The group of lawyers said if the bill becomes law it would be used to silence civil society organisations and other government critics.
Zanu PF legislators early this year also passed the controversial Private Voluntary Organisations (PVO) Amendment Bill, which was condemned by United Nations experts saying it would severely restrict civic space and right to freedom of association in the country.
Mnangagwa is yet to sign the bill into law over three months after it was passed by the Senate.
ZLHR said the latest law targeting government critics will have the chilling effect of silencing Zimbabweans.
“Once enacted into law, these patriotism provisions will have extraterritorial application and criminalise participation by Zimbabweans in meetings held in other countries,” the lawyers added.
“This will have a chilling effect of silencing Zimbabwean civil society organisations’ international advocacy efforts to promote human rights protection in Zimbabwe.”
ZLHR added: “The right to participation of civil society organisations at regional and international meetings is guaranteed under international law.
“Of grave concern in the bill are the excessive penalties for wilfully injuring the sovereignty and national interest of Zimbabwe, which include the death penalty, lengthy imprisonment, revocation of citizenship, prohibition from being registered as a voter or voting at an election for a period of at least five years.”
Some of the penalties are manifestly unconstitutional, the lawyers said.
They argued that the death penalty can only be imposed on a person convicted of murder in aggravating circumstances, as provided for in section 48 of the constitution.
“The penalty of prohibition of registration as a voter or voting at an election violates political rights as provided for in section 67 of the constitution as read with paragraph 2 of the Fourth Schedule to the constitution, which provides for disqualification for registration as a voter only if a person has been convicted under the Electoral Act,” ZLHR said.
“Revocation of citizenship can only be done in terms of section 39 of the constitution of Zimbabwe, and conviction for so-called unpatriotic conduct is not a ground for revocation in terms of section 39 of the constitution.”
Meanwhile, Citizens Coalition for Change spokesperson Fadzayi Mahere described the bill as "dangerous and unconstitutional," and said ZanuPF is trying to gain an advantage in the August 23 general election.
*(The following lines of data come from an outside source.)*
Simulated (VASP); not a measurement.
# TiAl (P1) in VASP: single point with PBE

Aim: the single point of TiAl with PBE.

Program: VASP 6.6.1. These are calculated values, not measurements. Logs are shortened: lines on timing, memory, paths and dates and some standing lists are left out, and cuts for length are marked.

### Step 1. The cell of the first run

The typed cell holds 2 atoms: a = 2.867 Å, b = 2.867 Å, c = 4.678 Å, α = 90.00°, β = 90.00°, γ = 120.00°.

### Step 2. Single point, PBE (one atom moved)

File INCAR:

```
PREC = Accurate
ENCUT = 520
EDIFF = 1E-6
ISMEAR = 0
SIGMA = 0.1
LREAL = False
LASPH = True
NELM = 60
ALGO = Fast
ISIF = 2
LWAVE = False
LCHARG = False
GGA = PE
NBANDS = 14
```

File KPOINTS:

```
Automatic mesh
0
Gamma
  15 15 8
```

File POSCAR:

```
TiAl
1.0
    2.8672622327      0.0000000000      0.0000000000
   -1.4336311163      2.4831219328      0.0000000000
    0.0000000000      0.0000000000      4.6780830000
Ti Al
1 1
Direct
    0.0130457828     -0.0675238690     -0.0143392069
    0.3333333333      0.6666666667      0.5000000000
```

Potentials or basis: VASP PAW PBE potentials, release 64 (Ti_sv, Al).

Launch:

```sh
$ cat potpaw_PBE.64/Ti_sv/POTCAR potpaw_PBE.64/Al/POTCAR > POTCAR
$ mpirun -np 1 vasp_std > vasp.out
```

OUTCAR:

“The bill violates sundry constitutional rights and freedoms including freedom of association, freedom of expression, political rights and others," Mahere said.
“Zanu-PF has reduced our great nation into an outpost of tyranny.
“They are clearly in panic mode as we approach an election and on an unbridled crusade to close the democratic space completely in Zimbabwe.”
Mahere said Zanu PF cannot win a free and fair election in Zimbabwe.
"So what we have seen is Zanu-PF retaliating with repressive legislation, with the weaponisation of the law.
“Frankly, no amount of panic despotism by Zanu-PF will stand in the way of change whose time has come," Mahere said..
Introducing the bill in parliament in December last year, Justice minister Ziyambi Ziyambi said the bill sought to prohibit private citizens from making false statements or undermining the country, or acting as self-appointed ambassadors meeting foreign officials to undermine national interests.
Musa Kika, a constitutional lawyer who heads the Zimbabwe Human Rights NGO Forum, said it will be unfortunate if Mnangagwa signed the bill into law.
"This is an unconstitutional law. It infringes on all sorts of civil and political rights that the constitution gives," Kika said.
"In my estimation, this bill is the most draconian law that we have seen in independent Zimbabwe.
“If this law is [passed and signed], obviously it will be challenged in the court of law.
“If not all of it, then the significant part of it because the bill is manifestly and patently unconstitutional."
Mnangagwa has been criticised for failing to keep his promises to return Zimbabwe to a democratic path after taking over from the late Robert Mugabe following a military coup in 2017.
Crisis in Zimbabwe Coalition spokesperson Obert Masaraure said Mnangagwa was worse than Mugabe.
“Mnangagwa has proven to be a worse dictator than Robert Mugabe and even one of the worst in the world,” Masaraure said.
“His eyes are on power retention, the term reform is thrown around to try and deceive the international community.
“We are now trapped in a hell-hole as Mnangagwa closes all democratic space.
“It's high time citizens come together and demand our Zimbabwe back.”
The 80-year-old ruler is accused of closing the democratic space as he pushes for a second full term, which should be his last in terms of the constitution.
He is facing a stiff challenge from CCC leader Nelson Chamisa in the August polls at a time the economy is in trouble due to rampaging inflation and a currency crisis.
A poll by a London-based public relations organisation, the SABI Strategy Group, that was commissioned by the South African Brenthurst Foundation late last year, said 53%of respondents said they would vote for the 45 year-old Chamisa while 40 %said they would vote for the incumbent.